SMALL print in the Kyoto Protocol threatens to make global warming more severe than it need be over the next 10 years or so. An obscure rule is discouraging countries from applying cheap technologies that could dramatically curb global warming in the short term, warns a British climate scientist.
        Measures as simple as fixing leaky gas pipes or capping landfill sites could cut emissions of methane, a powerful and fast-acting greenhouse gas, says Euan Nisbet of Royal Holloway, University of London. But the protocol`s rules mean nations will get little reward for such work, compared to the often more expensive efforts to cut carbon dioxide. "Cutting CO2 emissions is essential," he says. "But we have neglected methane and the near-term benefits it could bring."
        The Kyoto Protocol, finalised in Marrakech in November, covers six greenhouse gases released by human activity, including CO2, methane, nitrous oxide and hydrofluorocarbons. Each gas has a different warming potency and a different lifetime in the atmosphere. Under the protocol, a "hundred-year rule" is used to calculate their effect on greenhouse warming: that is, the protocol tots up their warming potential over 100 years.

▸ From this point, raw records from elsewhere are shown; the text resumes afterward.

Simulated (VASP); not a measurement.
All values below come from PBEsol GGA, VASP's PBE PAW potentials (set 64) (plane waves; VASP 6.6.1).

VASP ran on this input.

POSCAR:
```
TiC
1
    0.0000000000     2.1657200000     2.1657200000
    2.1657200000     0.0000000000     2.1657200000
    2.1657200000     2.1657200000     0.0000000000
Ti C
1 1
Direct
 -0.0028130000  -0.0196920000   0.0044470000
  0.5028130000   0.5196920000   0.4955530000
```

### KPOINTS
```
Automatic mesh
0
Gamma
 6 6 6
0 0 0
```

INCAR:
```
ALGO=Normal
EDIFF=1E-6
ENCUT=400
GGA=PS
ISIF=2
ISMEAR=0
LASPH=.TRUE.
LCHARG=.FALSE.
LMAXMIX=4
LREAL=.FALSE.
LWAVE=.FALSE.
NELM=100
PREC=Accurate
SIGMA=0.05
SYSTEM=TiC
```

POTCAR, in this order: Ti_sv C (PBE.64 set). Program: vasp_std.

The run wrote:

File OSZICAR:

        This increases the emphasis on carbon dioxide, which stays in the atmosphere for about a century, and downgrades the significance of methane. Methane is the second most important greenhouse gas, but it largely disappears after about a decade.
        Releasing 10 kilograms of methane into the air today will warm the world about as much over the next decade as a tonne of CO2. But because so much of the gas disappears, its warming potency over 100 years is only a fifth that of CO2. It`s the latter figure that has been used to draw up Kyoto emissions targets.
        The effect of the hundred-year rule, Nisbet told a climate conference at Green College, Oxford, last week, is to give a low priority to cutting methane emissions, even though such efforts are often cheaper and would certainly have a bigger short-term impact.
        His warning comes at a time of growing concern about the short-term impact of climate change. Climatologists such as Richard Alley of Penn State University fear that the more the climate is forced to change, the more likely it is to hit some unforeseen threshold that can trigger sudden changes in weather patterns (New Scientist, 2 February, p 18).
        Some climate scientists are reluctant to raise the issue of methane, as they fear it will give ammunition to opponents of the Kyoto Protocol. But others are backing Nisbet`s call. "It makes a lot of sense to try to reduce non-CO2 gases such as methane because, in some ways, it`s easier," says Jim Hansen of NASA Goddard Institute for Space Studies, one of the first scientists to call for global action on the greenhouse effect.
        Nisbet thinks the Kyoto rules should be changed. "Adoption of a 20-year time horizon would substantially increase incentives for reducing methane," he told the meeting. Analysts say it is probably too late to "move the goalposts" for the first Kyoto target date of 2010. But it will make sense to do it for the next date, 2015.
        Countries such as Britain that have promised to go beyond their formal target should be encouraged to make extra efforts to tackle methane, says Nisbet. Over the next 20 years, methane emissions from rotting organic matter in British landfill sites are likely to cause as much warming as half of all the country`s transport emissions, he calculates.
        He also believes that a greenhouse policy built around cost-effective methods of methane control, such as plugging leaks in gas pipes, could prove attractive to the US government, which has set its face against the Kyoto Protocol, claiming it will damage its economy.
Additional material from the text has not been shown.